Content Warning: This section of the guide includes discussion of mental illness, child sexual abuse, graphic violence, sexual content, illness, and death.


Fear is a central motif throughout The Dangers of Smoking in Bed. It drives the narrative and also serves as a lens through which Enriquez explores reactions to the grotesque, taboo, and uncanny horrors that populate the collection’s stories. In these stories, characters face abstract threats, like poverty, trauma, and gender discrimination, rather than immediate physical dangers. In response, their fears become misplaced or dislocated, manifesting as anxiety and paranoia. 


For example, Josefina in “The Well” experiences intense, debilitating fear that seems to have no apparent source. Similarly, Julieta in “Rambla Triste” is gripped by a seemingly irrational fear of the neighborhood, sensing something dark beneath its gentrified surface. These fears are not rooted in conventional horror tropes but rather in the characters’ recognition that the world is not what it seems. This is also true of the children in “Kids Who Come Back” or the spirit impersonating Pinocchia’s brother in “Back When We Talked to the Dead.” Although these beings aren’t overtly harmful, they inspire terror in their victims due to their link to traumatic pasts. 

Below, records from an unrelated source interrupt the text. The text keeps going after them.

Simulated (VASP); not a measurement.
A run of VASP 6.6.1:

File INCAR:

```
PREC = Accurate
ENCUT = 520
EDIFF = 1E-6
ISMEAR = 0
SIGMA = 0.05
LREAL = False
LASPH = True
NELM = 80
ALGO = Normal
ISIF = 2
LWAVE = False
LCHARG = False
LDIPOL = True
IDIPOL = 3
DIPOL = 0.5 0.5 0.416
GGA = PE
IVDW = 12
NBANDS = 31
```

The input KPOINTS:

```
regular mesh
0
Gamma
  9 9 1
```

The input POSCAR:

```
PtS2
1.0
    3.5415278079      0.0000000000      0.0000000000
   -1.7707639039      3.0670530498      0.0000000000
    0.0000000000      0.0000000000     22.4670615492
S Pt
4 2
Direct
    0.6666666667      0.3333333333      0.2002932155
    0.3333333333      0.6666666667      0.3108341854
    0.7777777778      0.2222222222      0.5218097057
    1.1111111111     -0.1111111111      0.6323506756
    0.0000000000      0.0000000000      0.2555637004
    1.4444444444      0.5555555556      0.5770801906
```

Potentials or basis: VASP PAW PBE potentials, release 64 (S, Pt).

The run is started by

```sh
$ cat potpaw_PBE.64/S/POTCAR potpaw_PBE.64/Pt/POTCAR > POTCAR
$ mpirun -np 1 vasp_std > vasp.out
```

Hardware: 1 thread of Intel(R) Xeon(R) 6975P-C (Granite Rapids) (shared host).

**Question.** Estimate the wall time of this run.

In general, characters in these stories experience fear when their previous understanding of reality is challenged by the unexpected, whether ghosts and spirits or the breaking of social taboos. Their impulse is to turn away from the source of fear, ignoring it to the fullest extent possible. However, Enriquez also shows that fear can fade with familiarity. In “Angelita Unearthed,” for example, the narrator is terrified of the dead baby at first, but with time, she realizes “that [the baby] isn’t evil” (10), and her fear dissipates. This suggests that characters are most afraid of the unknown and that confronting fear can bring some peace.

Ghost Children

Ghost children haunt many of the stories in The Dangers of Smoking in Bed, symbolizing The Impossibility of Hiding the Past, especially when the innocent or vulnerable have been wronged. Enriquez draws on the history of Argentina’s violent military dictatorship, and the ghost children in the collection symbolize the many babies and children who disappeared along with their parents or were illegally adopted by families sympathetic to the government. 


The ghost children in these stories break stereotypes and are never beautiful and angelic; they are rotting, stinking, uncanny, and on a mission to remind those left behind of how they have been wronged. In “Angelita Unearthed,” the narrator is haunted by the corpse of her infant great-aunt after her bones are abandoned when the family home is sold. Angelita is a manifestation of familial neglect and a refusal to acknowledge the past. In “Rambla Triste,” child victims of poverty and destitution fill the gentrified neighborhood with a sickening stench and trap residents there. In “Kids Who Come Back,” legions of dead and missing children fill the parks of Buenos Aires, spreading terror across the city. None of the ghostly children in these stories is violent or even particularly angry or vindictive; they just want to be remembered and draw attention to the social issues that led to their suffering.

The Female Body

The majority of the characters in The Dangers of Smoking in Bed are women, and their bodies often become symbols of the grotesque and the taboo. In these stories, women’s bodies are not idealized or sanitized; instead, Enriquez renders them as flawed, physical, and deeply human. Through this, the collection confronts the societal obsession with objectifying and controlling women’s bodies, challenging the idea that a woman who cannot be desired loses her value in society. 


The women who populate The Dangers of Smoking in Bed reject and defy these expectations. They are described in ways that break from conventional standards of beauty. For instance, the narrator of the titular story catalogs her problem areas: “dandruff, depression, zits on her back, cellulite, hemorrhoids, and everything dry, so dry” (173). Though many of these women crave sex, they are unattractive to men. They are described as having “flaccid” stomachs and “tubby legs.” These descriptions are intentionally unflinching, challenging readers to confront their own internalized standards of beauty. 


Many of these women are aging, paranoid, or struggling with trauma or mental health issues. By placing them at the center of these stories, however, Enriquez challenges the invisibility usually imposed on women like these. Their grotesqueness is not a flaw but a way to question social norms that dictate whose stories are valuable.